Petitioner filed a motion for relief from judgment pursuant to Federal Rule of Civil Procedure Rule 60(b) on February 13, 2018. Petitioner filed his petition for habeas corpus relief in this matter on May 12, 2011. Some of Petitioner's claims were procedurally defaulted and dismissed. Petitioner's remaining claims were considered on the merits and the petition was denied on March 2, 2012. The United States Court of Appeals for the Third Circuit denied Petitioner's request for a certificate of appealability on September 21, 2012.

In the instant motion Petitioner argues that he is entitled to Rule 60(b) relief and relies upon Satterfield v. District Attorney of Philadelphia, 872 F.3d 152 (3d Cir. 2017) in support of his position. Specifically, Petitioner claims that he is actually innocent of the murder he was convicted of committing. Petitioner further claims that the only eye witness who testified at trial viewed the incident from behind the killer and that therefore it was impossible for the witness to identify him.

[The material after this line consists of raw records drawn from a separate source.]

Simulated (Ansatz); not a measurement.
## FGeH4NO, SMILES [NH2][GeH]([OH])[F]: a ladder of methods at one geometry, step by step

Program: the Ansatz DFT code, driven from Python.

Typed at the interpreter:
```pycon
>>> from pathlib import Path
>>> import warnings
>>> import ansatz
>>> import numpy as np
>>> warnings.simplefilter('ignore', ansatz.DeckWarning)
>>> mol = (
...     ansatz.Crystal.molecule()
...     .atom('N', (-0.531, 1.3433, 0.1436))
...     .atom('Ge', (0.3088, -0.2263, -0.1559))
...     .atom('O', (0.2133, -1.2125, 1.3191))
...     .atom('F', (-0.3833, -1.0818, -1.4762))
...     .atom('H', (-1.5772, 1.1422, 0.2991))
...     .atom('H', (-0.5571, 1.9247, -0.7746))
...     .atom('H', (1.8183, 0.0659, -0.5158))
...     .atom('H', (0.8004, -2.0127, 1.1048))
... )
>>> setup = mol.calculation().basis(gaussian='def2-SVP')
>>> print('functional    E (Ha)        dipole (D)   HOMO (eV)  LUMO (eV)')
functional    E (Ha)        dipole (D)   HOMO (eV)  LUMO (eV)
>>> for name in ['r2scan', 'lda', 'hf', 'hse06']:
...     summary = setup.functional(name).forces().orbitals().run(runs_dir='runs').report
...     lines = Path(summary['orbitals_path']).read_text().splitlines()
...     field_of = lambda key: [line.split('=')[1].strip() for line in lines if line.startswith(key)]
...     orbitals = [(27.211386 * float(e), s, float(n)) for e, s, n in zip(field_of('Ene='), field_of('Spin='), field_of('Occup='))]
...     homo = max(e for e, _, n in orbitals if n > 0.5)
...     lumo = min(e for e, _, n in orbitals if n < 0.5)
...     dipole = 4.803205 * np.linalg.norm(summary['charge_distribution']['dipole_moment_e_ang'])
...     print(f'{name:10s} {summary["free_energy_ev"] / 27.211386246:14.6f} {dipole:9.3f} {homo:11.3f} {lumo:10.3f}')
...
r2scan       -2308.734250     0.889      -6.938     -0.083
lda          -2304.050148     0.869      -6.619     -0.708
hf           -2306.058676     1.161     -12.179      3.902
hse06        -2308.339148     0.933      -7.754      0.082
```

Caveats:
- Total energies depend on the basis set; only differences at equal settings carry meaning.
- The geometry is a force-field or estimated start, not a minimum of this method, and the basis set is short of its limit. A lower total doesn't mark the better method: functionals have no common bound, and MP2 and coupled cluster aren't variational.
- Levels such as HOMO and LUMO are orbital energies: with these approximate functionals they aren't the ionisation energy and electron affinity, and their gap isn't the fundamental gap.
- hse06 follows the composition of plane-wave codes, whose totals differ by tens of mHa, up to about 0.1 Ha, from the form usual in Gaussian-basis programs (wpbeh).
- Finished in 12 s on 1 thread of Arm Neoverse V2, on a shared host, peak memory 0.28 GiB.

In Satterfield the Third Circuit examined the application of the Supreme Court's decision in McQuiggin v. Perkins, 569 U.S. 383 (—). In McQuiggin, the Supreme Court held that a convincing showing of actual innocence may overcome the one-year statute of limitations set forth in the Antiterrorism and Effective Death Penalty Act of 1996, 28 U.S.C. § 2244(d)(1). 569 U.S. at 386. However, McQuiggin also held that for the untimeliness of a habeas petition to be excused under the fundamental miscarriage of justice exception a petitioner must "persuade[ ] the district court that, in light of the new evidence, no juror, acting reasonably, would have voted to find him guilty beyond a reasonable doubt" and "present[] evidence of innocence so strong that a court cannot have confidence in the outcome of the trial unless the court is also satisfied that the trial was free of nonharmless constitutional error." Id. at 386, 401.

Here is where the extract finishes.